Funny. It didn't seem to be an issue in the 1960s when she had a black maid come several times a week to clean her house. But I've always though that was more of a "keeping up with the Joneses" attempt at maintaining our level in our social caste since many of her friends had slaves black housekeeping help employed at ridiculously low rates of pay. (This was before the influx of Mexicans and Central American nannies who have a slightly lighter skin tone.)

All kinds of things were now clicking together in my head and I could almost hear the various pieces of the puzzle snapping in place. She knew I didn't want to hear any Obama-bashing so she was getting her racist frustrations out in other ways. She didn't like the "nigger restaurant" being just 2 blocks from her house, she didn't want a "nigger man" cleaning up her yard, and she sure as hell didn't want a nigger president that socialist in the White House.

I heard this kind of language growing up from people in the town, from friends and their families, and from my own. Between the 70s and the 90s it began to temper somewhat. Obviously it didn't disappear, it just became less public and more private. And somehow, the election of Barack Obama has caused people like my mother to crack wide open, throwing themselves back in time; not to the 1970s, but right back to 1957! They are so adamantly racist they are willing to sacrifice just about anything to stake that white power flag in the ground make their feelings known, be it their homes, their yards, their dying towns, and perhaps even more.

As my mother was preparing dinner, I amused myself by walking around the house snapping photos of various nick-nacks she has acquired over the years and displays in her house.
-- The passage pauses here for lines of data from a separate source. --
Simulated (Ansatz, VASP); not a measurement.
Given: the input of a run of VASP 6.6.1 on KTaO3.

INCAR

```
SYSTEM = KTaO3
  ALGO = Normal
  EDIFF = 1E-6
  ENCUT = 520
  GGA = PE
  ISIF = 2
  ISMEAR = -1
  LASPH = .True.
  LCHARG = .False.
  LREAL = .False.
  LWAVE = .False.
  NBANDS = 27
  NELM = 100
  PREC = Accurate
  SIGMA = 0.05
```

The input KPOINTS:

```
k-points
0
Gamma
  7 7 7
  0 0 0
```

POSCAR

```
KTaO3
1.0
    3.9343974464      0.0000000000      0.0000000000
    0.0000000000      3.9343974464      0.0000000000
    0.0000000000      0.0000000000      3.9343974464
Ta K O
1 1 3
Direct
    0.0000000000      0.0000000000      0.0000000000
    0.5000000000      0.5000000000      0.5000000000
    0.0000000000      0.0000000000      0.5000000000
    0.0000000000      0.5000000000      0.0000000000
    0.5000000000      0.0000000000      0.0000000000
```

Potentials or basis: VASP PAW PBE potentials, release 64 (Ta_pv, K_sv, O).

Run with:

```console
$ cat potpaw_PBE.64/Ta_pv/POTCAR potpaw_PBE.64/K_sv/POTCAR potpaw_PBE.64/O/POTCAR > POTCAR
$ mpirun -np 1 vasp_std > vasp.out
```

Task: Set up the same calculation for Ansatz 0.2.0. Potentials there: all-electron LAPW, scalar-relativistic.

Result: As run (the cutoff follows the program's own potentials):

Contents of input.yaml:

And as we all know, them black folks sure loves them some watermelon!

Ironically, my mother loves it too and could eat a whole one while standing at the kitchen sink.

In all the years I have made a yearly trek back to Arkansas, I have never been as troubled and perplexed as I was on this trip. It is a lot to absorb and digest. And yet, I cannot allow myself to feel towards my mother the way I feel about the Rush Limbaughs of the world.

Ellen, during our brief visit, said we cannot change them right now. This is all they know, and it is normal to them. My mother is but one of perhaps millions of people who grew up white in hundreds of small towns just like this one across the deep South and elsewhere, raised in a Christian religion which never really liked to asked the simple question, "What would Jesus do," and never had the benefit of an education or a work experience in which they developed friendships with people different from themselves.

I refuse to believe that my mother, deep down in her heart, really is this angry, or this racist. She is a kind and loving woman who does not like change, and wasn't really comfortable when black people were invited by the preacher into her church, despite the fact that the church (which was founded by my father, by the way) is located in what was called "colored town" during more civil times than these. And I can't help but juxtapose this with the "nigger restaurant" located downtown which has drawn her ire.

She carries baggage imposed on her from childhood by a father, also a decent and honest man, but one who didn't even like shaking hands with black people. This has been going on for centuries and will take centuries more to run its course, assuming it ever will.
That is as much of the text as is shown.